M2M Day 185: My attempt to intuitively explain how this self-driving car algorithm works

This post is part of Month to Master, a 12-month accelerated learning project. For May, my goal is to build the software part of a self-driving car.

Yesterday, I figured out how to identify lane lines in a forward-facing image of the road. Well… I at least figured out how to run code that could do this.

Truthfully, I didn’t understand how the code actually worked, so today I tried to change that.

Below is the main block of code I used yesterday. In particular, I’ve copied the primary function, which is called “draw_lane_lines”. Basically, a function is a block of code that takes some input (in this case a photo), manipulates the input in some way, and then outputs the manipulation (in this case the lane lines).

This primary function uses some other helper functions defined elsewhere in the code, but these helper functions are mostly just slightly cleaner ways of consuming the pre-made functions from the libraries I downloaded yesterday (like OpenCV, for example).

def draw_lane_lines(image):

    imshape = image.shape
    
    # Greyscale image
    greyscaled_image = grayscale(image)
    
    # Gaussian Blur
    blurred_grey_image = gaussian_blur(greyscaled_image, 5)
    
    # Canny edge detection
    edges_image = canny(blurred_grey_image, 50, 150)
    
    # Mask edges image
    border = 0
    vertices = np.array([[(0,imshape[0]),(465, 320), (475, 320), 
    (imshape[1],imshape[0])]], dtype=np.int32)
    edges_image_with_mask = region_of_interest(edges_image, 
    vertices)
    
    # Hough lines
    rho = 2 
    theta = np.pi/180 
    threshold = 45    
    min_line_len = 40
    max_line_gap = 100 
    lines_image = hough_lines(edges_image_with_mask, rho, theta,  
    threshold, min_line_len, max_line_gap)

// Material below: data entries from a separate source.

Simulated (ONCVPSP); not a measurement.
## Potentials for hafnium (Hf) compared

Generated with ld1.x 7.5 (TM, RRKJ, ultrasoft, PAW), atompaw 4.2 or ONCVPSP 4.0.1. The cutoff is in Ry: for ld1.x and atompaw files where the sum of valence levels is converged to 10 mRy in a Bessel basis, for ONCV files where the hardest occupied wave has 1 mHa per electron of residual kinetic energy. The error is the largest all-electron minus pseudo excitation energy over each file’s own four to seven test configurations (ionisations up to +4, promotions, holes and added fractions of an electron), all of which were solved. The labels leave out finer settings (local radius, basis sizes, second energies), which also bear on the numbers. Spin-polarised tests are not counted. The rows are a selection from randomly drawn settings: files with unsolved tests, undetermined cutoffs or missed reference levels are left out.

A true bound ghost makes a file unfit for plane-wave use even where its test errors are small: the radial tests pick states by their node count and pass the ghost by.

    # Convert Hough from single channel to RGB to prep for weighted
    hough_rgb_image = cv2.cvtColor(lines_image, cv2.COLOR_GRAY2BGR)
 
    # Combine lines image with original image
    final_image = weighted_img(hough_rgb_image, image)
    
    return final_image

The bolded comments are descriptions of the main parts of the image processing pipeline, which basically means these are the seven manipulations performed sequentially on the input image in order to output the lane lines.

Today, my goal was to understand what each of these seven steps did and why they were being used.

Actually, I only focused on the first five, which output the mathematical representation of the lane lines. The last two manipulations just create the visuals so us humans can visually appreciate the math (in other words, these steps aren’t necessary when a self-driving car is actually consuming the outputted data).

Thus, based on my research today, I will now attempt to explain the following sequence of image processing events: Input image → 1. Greyscale image, 2. Gaussian Blur, 3. Canny edge detection, 4. Mask edges image, 5. Hough lines → Lane line output

Input image

Here’s the starting input image.

It’s important to remember that an image is nothing more than a bunch of pixels arranged in a rectangle. This particular rectangle is 960 pixels by 540 pixels.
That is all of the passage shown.